Sunday, June 30, 2013

Thai Tuna Burgers

When I was little, my mom would make tuna burgers sometimes for dinner.  She would mix up tuna, celery, and seasonings, bind it together with egg and breadcrumbs, and then fry the patties on the stove top (which is of course what made them so delicious).  At the time, it felt like kind of a special treat, as it was something my mom would give my brother and me if we weren't having a family dinner.  In hindsight, I realize it was the opposite: she was just throwing together things that were always on hand to make an easy meal for hungry children.

Whether or not it was a "special" dinner, it was definitely tasty.   A dinner of Mom's tuna burgers is still a warm and fuzzy memory from my childhood.  It was also something I thought was rather unique-- none of my friends had tuna burgers.  Burgers was probably a misleading name, as there was no bun or toppings involved. But still, when was the last time you saw a tuna burger alternative on a menu?

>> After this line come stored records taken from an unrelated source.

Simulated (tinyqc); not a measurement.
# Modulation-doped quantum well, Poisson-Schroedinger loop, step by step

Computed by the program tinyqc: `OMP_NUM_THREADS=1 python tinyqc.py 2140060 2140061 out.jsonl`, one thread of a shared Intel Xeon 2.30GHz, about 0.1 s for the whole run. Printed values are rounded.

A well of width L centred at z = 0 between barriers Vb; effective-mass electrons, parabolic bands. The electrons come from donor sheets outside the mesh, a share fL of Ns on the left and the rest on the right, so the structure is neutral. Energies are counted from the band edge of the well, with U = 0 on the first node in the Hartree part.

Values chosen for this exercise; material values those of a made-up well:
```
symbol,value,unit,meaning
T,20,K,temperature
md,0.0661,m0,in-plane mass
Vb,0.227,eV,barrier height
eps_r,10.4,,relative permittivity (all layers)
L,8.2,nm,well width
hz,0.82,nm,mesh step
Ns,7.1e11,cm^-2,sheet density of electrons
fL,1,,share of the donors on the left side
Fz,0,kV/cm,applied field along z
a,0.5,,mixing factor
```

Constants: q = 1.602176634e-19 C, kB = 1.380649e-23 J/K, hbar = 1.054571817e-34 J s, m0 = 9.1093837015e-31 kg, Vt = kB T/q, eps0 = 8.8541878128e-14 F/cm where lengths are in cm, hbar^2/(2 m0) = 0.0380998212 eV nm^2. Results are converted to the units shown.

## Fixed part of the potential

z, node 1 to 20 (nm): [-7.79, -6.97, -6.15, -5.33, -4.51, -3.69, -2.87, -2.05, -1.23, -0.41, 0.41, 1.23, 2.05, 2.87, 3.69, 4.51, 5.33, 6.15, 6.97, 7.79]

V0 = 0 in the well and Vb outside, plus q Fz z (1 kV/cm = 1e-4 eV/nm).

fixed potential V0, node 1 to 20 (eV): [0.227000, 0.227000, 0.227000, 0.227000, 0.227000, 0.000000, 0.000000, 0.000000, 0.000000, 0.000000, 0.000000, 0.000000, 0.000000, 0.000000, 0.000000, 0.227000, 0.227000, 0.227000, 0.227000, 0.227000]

Well imagine my surprise when I came across just that.  A Thai Tuna Burger recipe that's a proper burger on a bun, but is made of a mixed patty like what my mom used to make.
This got my wheels spinning. I made a few changes to the recipe, and was pleased with how it turned out. The key to the "Thai" element of this dish is what you blend into the burger patties.  In French cooking, there's something called a mirepoix that is used as a base for soups, sauces, or anything that starts with sauteed veggies.  A traditional mirepoix consists of celery, onions, and carrots, but there are lots of regional variations.  For example, in Creole (Cajun) cooking, they have what they call the holy trinity, which is celery, onions, and bell peppers.  The Thai version of this is garlic, ginger, and green onion.  Those ingredients are a common flavor base throughout Thai cuisine, so if you want to put a Thai twist on an average dish, a good place to start is adding those flavors.

Along with my Thai tuna burger, I had some chips on the side. I mention this because I'm not a big
chip person, but I picked up a bag of Terra Vegetable Chips: Thai Basil Curry at the store, and my life was forever changed. These chips are amerrrrrrrrrrrzing. Plus, it tells me on the front of the bag that there is a full serving of vegetables in every ounce. So, they're healthy, right? ....Right.....?

I was super pleased with how my new version of tuna burgers turned out.  In the end, though, some things are never as good as how you remember your mom making them.  Maybe I'll have to ask my mom to make me some tuna burgers the next time I'm home...

Thai Tuna Burgers
1/3 cup light mayo
2 teaspoons freshly grated ginger
4 oz diced mushrooms
1/4 cup diced celery, about two stalks
1/4 cup chopped green onions, about three onions
1 clove garlic, minced
2 5-oz cans tuna 
2 eggs, beaten
1 cup plain bread crumbs
1 tablespoon fish sauce
1 teaspoon Asian chili sauce (e.g. Sriracha)
4 ciabatta buns, halved and toasted
greens for topping
2 miniature sweet peppers, thinly sliced

Start by grating your ginger, and mix that into your mayo.  Set aside. Dice your mushrooms into approximately 1/4 inch pieces. Place in a bowl with your diced celery, green onions, minced garlic, and drained tuna.  Toss this with a fork just to break up any big tuna chunks. Add 2 tablespoons of your ginger-mayo, your beaten eggs, fish sauce, chili sauce, and bread crumbs.  Either combine with a fork or with your hands.  If the mixture seems too wet, add a palm full more of breadcrumbs. 

Put a skillet on over medium heat with about 2-3 Tb of EVOO.  While the pan heats, section your tuna mixture into six equals sections.  Each of these portions will be a burger. Once the oil is shimmering but not smokey, add three patties to the pan.  Burgers are done when they are brown on both sides and hot in the middle, about 4-5 minutes per side. Remove your first batch and set aside on a plate lined with a paper towl while you cook the second batch.

A note on cooking things in a frying pan-- after you have placed your item down in the pan, step away and put the spatula down. Don't touch it. Don't nudge it. Don't try to adjust it or check its progress every thirty seconds.  The food will tell you when it's time to turn because it will release on its own.  After about 4 minutes, you can lift one of these patties and see if it's done enough.  It should be set enough by that time to allow you to lift it with a spatula. If you want it darker, let it cook another minute or so before you flip them.


While your second batch of burgers finishes, toast up your buns under the broiler. Slather with the rest of the mayo, top with burger, greens, and pepper slice rings.  And of course, if you have them on hand, serves with some vegetable chips and a hard cider. Easy, delicious, and pocket-friendly. Hope you enjoy!


  1. This looks divine! My boyfriend recently switched to a pescetarian diet and we can't wait to try this recipe out. Looks delicious.

  2. Fantastic! One note-- salt the mixture very lightly or don't salt it at all, as the fish sauce is very salty. I may have over salted mine a bit.